Reading this book was like being chucked headfirst into a fantasy world with no warning. At first you have no idea what is going on, but then you find yourself pulled into the story and the world. Hours later, you’ve finished the book and haven’t done any of your assignments, and are too excited to sleep (at least, that’s how I was).
The book follows Eelyn, a warrior of the Aska clan. She’s been raised her entire life learning to fight and hate the Riki, one of the rival clans. Her mother died many years ago during a raid, and her brother died 5 years ago fighting the Riki, ending up in a ditch with his stomach cut open. Except one day, on the battlefield, she realizes that her brother isn’t dead—and he’s fighting with the enemy. After her capture, Eelyn becomes stuck between her alive-again brother, now one of the Riki, and the culture that she has been raised in for her entire life, as well as the family that she has left behind.

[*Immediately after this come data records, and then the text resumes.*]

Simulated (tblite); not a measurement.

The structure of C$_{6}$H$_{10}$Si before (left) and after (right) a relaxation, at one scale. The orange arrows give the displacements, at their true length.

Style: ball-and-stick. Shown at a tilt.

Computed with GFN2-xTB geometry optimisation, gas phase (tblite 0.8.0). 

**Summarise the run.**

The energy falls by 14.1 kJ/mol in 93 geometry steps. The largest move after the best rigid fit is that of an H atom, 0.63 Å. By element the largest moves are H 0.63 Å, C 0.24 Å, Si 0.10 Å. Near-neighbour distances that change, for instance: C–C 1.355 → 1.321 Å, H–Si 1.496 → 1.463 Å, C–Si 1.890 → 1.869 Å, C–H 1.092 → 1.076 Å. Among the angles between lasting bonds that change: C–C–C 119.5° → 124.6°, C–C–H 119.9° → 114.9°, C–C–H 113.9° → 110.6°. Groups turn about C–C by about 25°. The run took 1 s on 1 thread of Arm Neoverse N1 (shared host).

When I saw I got approved for this book on NetGalley I was so excited, but also kind of nervous. I had heard so many good things about this book, and the last thing I wanted was to have too high of expectations, and have a wonderful book disappoint me just because I was expecting too much. I needn’t have worried, however. This book took every expectation I had, looked at it with utter disdain, and then destroyed it. Strong, independent protagonist? Check. Interesting characters that I could connect to, and that I could root for? Double check. Amazing premise, with a great underlying message, all set in an amazing world? Check x100.
I loved Eelyn. Female protagonists are normally pretty hit-or-miss for me, as they are either super strong and wonderful, or they just sit around complaining and waiting for a man to save them. Eelyn definitely falls in the first category, as she runs around swinging an axe and a sword, slaying her enemies and just proving in general that she doesn’t rely on anyone to protect her. I was also a huge fan of her relationships with her clan, since it was like she had one gigantic family. She was independent, but she also didn’t spurn others just because she could. One of the things I liked a lot was that her reactions were pretty in-line with what I think realistic reactions would be to these scenarios. She wasn’t a completely flopping-fish mess, but she wasn’t entirely rational either, which makes sense. Her dead brother is no longer dead—if she had just shrugged and gone along with it I would have questioned what was going on. But her actions were just irrational enough to make me feel the same emotions that she was, yet not so outlandish that I scratched my head, wondering what was going on
I also loved the message that was present in this book. The blurb is pretty descriptive, so I don’t think it’s spoiling anything to say that Eelyn starts falling in love with Fiske, and is confronted with the question: clan, or Fiske? I don’t want to spoil how it turns out, but I think it approaches the idea that where a person is from or what they look like doesn’t define who they are inside. I love myself an awesome book with a great message, and this was definitely one!
My only complaint is minor, and it’s that the romance with Fiske seemed a little awkward or forced at times, but in the whole scheme of things it really didn’t bother me too much. It was more of a passing thought that I ignored almost immediately.
This was such a good book. I loved the world, the characters, the plot, everything about it. I flew through it so fast that I didn’t even take notes when I was reading like I normally do (oops) because it was just too interesting to put down. I know this is a stand-alone, but if a companion book ever surfaces I’ll be on it in a heartbeat!
Disclaimer: I received an eARC copy of Sky in the Deep through NetGalley in exchange for an honest review. This has in no way impacted my rating, review, or opinion of this book.